View Full Version : Thin Model for Metadata discussion

04-22-2009, 06:02 PM
Handling comments on this model in email is impractical.. moving discussion to forums. The following is referring the the 1st stab diagram to represent the impending thin model for the metadata system, located here: http://wiki.pentaho.com/download/attachments/12387542/thinModel.png

Here I am responding to feedback from James...

> View:
> Do we need to link to the LogicalSchema? Or can we just derive it from the LogicalColumns?
Agreed. I like the idea of derived relationships to eliminate redundancy.

> LogicalRelationship:
> This needs to allow multiple column-column mappings.
The way it is depicted, a LogicalSchema can have many LogicalRelationships (each LR maps one column to one column). Are you saying a single LR must handle more than just one fromColumn and one toColumn?

> Query Model:
> We need to include axes so that the generic model support both relational and OLAP, or have two query models.
Acknowledged, we can make that decision later. I'll note it in the drawing
> We need to add parameters to the query model
You mean so we can persist the query and insert values at runtime? How do you suppose this would manifest in the query model?

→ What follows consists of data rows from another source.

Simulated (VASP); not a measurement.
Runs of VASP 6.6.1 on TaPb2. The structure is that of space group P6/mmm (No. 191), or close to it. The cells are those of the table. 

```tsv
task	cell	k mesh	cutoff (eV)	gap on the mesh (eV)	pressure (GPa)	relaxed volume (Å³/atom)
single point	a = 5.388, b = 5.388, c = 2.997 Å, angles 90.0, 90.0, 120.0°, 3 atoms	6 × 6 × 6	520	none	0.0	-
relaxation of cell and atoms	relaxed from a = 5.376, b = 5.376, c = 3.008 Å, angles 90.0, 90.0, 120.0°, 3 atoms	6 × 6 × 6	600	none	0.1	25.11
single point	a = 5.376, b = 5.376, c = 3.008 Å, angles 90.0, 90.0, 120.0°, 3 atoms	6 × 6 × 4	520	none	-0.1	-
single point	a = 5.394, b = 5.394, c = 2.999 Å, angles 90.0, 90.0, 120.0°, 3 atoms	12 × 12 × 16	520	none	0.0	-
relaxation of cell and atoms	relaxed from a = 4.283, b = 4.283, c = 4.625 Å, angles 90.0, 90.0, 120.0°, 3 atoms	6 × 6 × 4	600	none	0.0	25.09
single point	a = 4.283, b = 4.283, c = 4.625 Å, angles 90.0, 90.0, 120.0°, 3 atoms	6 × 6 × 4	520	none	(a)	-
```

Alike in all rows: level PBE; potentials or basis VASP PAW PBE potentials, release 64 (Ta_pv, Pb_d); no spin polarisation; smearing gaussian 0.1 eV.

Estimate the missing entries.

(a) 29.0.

> Can we add LogicalHierarchies, LogicalCubes? Should the hierachies be in the Logical layer, and the cubes in theView layer, or both in the Logical layer?
Good questions, you have suggestions? Do you think we should attempt to model OLAP in this first pass?

A version2 is posted with the modifications that I can make right away: http://wiki.pentaho.com/download/attachments/12387542/thinModelv2.png


04-22-2009, 06:15 PM
(responding to comments from Will)

> I think the Domain object needs direct references to the Phsical and
> Logical schemas, the Domain object replaces the SchemaMeta in the
> original model.
So you are not in favor of deriving the relationships? I'm sure we could have a way of easily determining the Logical and Physical schemas by traversing the View. In any case this is more or less a trivial change whichever way we decide to go.

> Also, I don't think the View Column is necessary at this point. The
> current model doesn't have that, we can just link Categories to Logical
> columns. If it does exist, it shouldn't have a name or data type
> property.
Ok, we did discuss the ViewColumn the other day as being a wanted feature. James, r u ok with leaving it off for now? I can't imagine it would required for this sprint at least.

> Also, View should be renamed to Category. I'm not sure if we want to
> support nested categories at this time.
What's the story on the term Category. To me "view" is much more intuitive and has a corollary in db-speak. Is there a function of the view/category that I am missing that makes "category" a more appropriate term?

> In the original metadata model, Business Models had a list of
> categories, and our GUI's are designed to show the business model and
> then categories to end users (waqr and mqleditor). I'll chat with
> Brett / Jake about the end user experience a bit, that will drive how we
> model the view.
Ok, yep lets talk with the UI guys. What does "business model" really mean? There is a "domain" which is a set of views/categories. Not sure where business model fits in?

04-23-2009, 11:49 AM
We (pentahoanalysistool project team) work on creating a lightweight Query Model for OLAP cubes, since we need to connect our GWT application to the java (olap4j) backend. All of the following data/methods are serializable and used in RPC calls in GWT.

The data we get from the backend is being structured in:
- Rowheaders [][]
- Columnheaders [][]
- CellData [][]

We also have a discovery service that allows to:
- get List of available Cubes
- get List of available Dimensions in a Cube on a specific Axis
- get TreeList of available Members of a specific Dimension

In order to build the query we support following methods right now (in chronological order of usage):
- Create new Query
- Move a dimension to a different axis (Parameter: Axis, Dimension )
- Create Selection (Parameter: Dimension, List<String> of Members)
- Execute Query (returns data in the structure described above)
- Clear Selection (clear query, ready for new one)

At the moment we only support RPC as interface, but we're planning on supporting JSON/WebService at some point.

I have no idea if my explanation about our (Olap4j) Query Model makes actually sense in this context, but I do think that there could be synergies between your project and PAT.


p.s: PAT = Pentaho Analysis Tool (http://code.google.com/p/pentahoanalysistool/)

04-23-2009, 01:48 PM
Hi Paul,

The OLAP Query model and OLAP support for Data Access is on our backlog, after we deliver SQL Queries and CSV / flat file metadata support, so we're definitely thinking about those scenarios. The query model you guys are working with on PAT is what we hope to use.